Distribution giant, SIG plc, issued a trading update covering Q1 2018 in advance of its Annual General Meeting yesterday and revealed that the UK and Ireland suffered a decline in revenues by more than 4%, however, revenue from its European operations grew 3.8%. Overall SIG group revenues from continuing operations over the period 1 January to 30 April 2018 increased by 2.2%, with currency contributing 2.0% to growth and working days 0.5%.
Like for Like (LFL) revenues were down by 4.4% in the UK & Ireland, with a significant adverse impact from poor weather conditions during February and March. The Exteriors business further suffered from weak market conditions in UK commercial new build and RMI markets, as previously indicated.
The Group’s businesses across Mainland Europe continued to perform well, with LFL revenues up by 3.8% during the period. Whilst construction activity in France has been affected by the recent increase in industrial action, and LFL sales in the Group’s Air Handling business are dependent on the phasing of project revenues during the year, growth has remained strong across Germany, the Benelux and particularly Poland.

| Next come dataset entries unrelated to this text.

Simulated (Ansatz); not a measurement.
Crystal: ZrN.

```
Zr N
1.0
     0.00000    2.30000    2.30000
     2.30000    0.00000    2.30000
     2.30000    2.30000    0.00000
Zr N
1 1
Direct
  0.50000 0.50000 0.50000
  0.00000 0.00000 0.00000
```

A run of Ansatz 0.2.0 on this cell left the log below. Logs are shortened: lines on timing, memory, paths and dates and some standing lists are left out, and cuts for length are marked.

Trading conditions remain mixed across the Group’s markets, with continued confidence across Mainland Europe and Ireland but ongoing challenges in parts of the UK construction sector.
A Company statement said: “We expect a stronger second half to the year, reflecting both normal seasonality and the benefit of ongoing cost and margin actions coming through in H2. Providing there is no further deterioration in UK market conditions, our expectations for underlying profitability for the full year remain unchanged.”